With a former colleague indicted and seven of his top aides thrown over the side last week, state House Majority Leader Bill DeWeese would seem to have roughly the survival odds of General Custer.
But Mr. DeWeese mentioned another wartime leader when I reached him Friday and opened with a "How ya' doin?"
"Like Churchill in '39,'' Rep. DeWeese answered.
The Greene County Democrat, a member of the House since 1976 and the leader of its Democrats since 1993, is a survivor. He has kept his power by treating his fellow legislators well, taking them to dinner or having a lobbyist pick up the tab, even going out on a limb for an unconstitutional midterm pay raise, and using the sundry tools of leadership to freeze out any who crossed him. Now, in a political transformation a chameleon might envy, Mr. DeWeese is recasting himself as a reformer.
The only thing that hasn't changed is his big laugh, still at the ready even as his old world crumbles around him.
It's hard to see how Mr. DeWeese survives "Bonusgate.'' As this newspaper reported nine months ago, 80 of the 100 Democratic House staffers who were awarded big state bonuses last year either donated money to or worked on the campaigns of Mr. DeWeese or his right-hand man, former Rep. Mike Veon. Mr. Veon's Beaver County constituents booted him in the November 2006 election, before the $1.9 million tab for all these election-year bonuses even came to light.

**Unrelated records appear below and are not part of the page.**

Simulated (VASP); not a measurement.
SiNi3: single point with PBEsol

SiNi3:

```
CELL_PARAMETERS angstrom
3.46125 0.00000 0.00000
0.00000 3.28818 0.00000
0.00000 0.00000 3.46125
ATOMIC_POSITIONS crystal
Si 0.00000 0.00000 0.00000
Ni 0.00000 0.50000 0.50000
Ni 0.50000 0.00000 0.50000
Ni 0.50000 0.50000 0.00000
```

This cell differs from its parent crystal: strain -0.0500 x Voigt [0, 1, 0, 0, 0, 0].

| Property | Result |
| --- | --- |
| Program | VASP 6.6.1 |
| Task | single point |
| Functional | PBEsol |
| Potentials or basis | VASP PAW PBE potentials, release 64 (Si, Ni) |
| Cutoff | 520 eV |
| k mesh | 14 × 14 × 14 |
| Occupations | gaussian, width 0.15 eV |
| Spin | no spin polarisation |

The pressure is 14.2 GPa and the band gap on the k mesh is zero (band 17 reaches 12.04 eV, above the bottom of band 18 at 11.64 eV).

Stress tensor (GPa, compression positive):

But Mr. DeWeese does not intend to be buried by an avalanche of bad press. He characterizes himself as cooperating with Republican Attorney General Tom Corbett "since Day One'' of his investigation. After he felt misled by staff on the bonuses, Mr. DeWeese said, he hired William G. Chadwick, a former Philadelphia prosecutor and inspector general for Gov. Robert P. Casey, "to assess our operations and improve our internal controls.''
Mr. Chadwick's findings led to the sacking of the top aides, Mr. DeWeese said, and his office provided the evidence that led to Thursday's arraignment of former Rep. Frank LaGrotta. An Ellwood City Democrat who had been a reliable DeWeese ally for 20 years before his defeat in 2006, Mr. LaGrotta has been charged with two felony counts for hiring his sister and niece as "ghost employees.''
Mr. DeWeese pointed out that he fired Mr. LaGrotta from doing legislative research four months before charges were brought.
"Part of being a leader is making tough decisions, sometimes gut-wrenching decisions,'' Mr. DeWeese said. "My decisive actions thus far prove that I am a leader.''
Rep. Thaddeus Kirkland of Delaware County, chairman of the Black Caucus, said Friday his caucus stands beside Mr. DeWeese. Rep. Lisa Bennington, a freshman from the city's Morningside neighborhood, wrote a letter to the editor describing Mr. DeWeese as "respectful and honorable.''
But "Bonusgate'' is no resume builder. The 19 Allegheny County Democratic representatives plan to meet Monday in Harrisburg, and I'm guessing Mr. DeWeese's leadership will be discussed.
If you thought lawmakers were scared last year, when their pay grab led to election upsets and hasty retirements that turned over a fifth of the statehouse, imagine some of them now.
"This is the kind of scared that threatens their pensions,'' said Tim Potts, DeWeese's aide a decade ago who now heads a reform group, Democracy Rising Pennsylvania. "This is the kind of scared that says they'll never have, as long as they live, the kind of job that pays as well as this one does.''
The most compelling evidence against Mr. LaGrotta appears to be an e-mail exchange with his niece about "the paycheck thing." That has to have some thinking about their own e-mail, Mr. Potts noted. He also said Mr. DeWeese has cards to play.
"He has the goods on every single member of that [Democratic] caucus, and right now they are scared,'' Mr. Potts said. "He knows what everybody is afraid of and could tell tales if he wanted to and everybody knows it. It's every man for himself.''
I told Mr. DeWeese that, and he said Mr. Potts' analysis "has no basis in reality. We will cooperate fully with the attorney general.''
Mr. DeWeese promises to push through a stronger open records law by the end of the year, too. It had better include e-mail. That's where the best stuff is.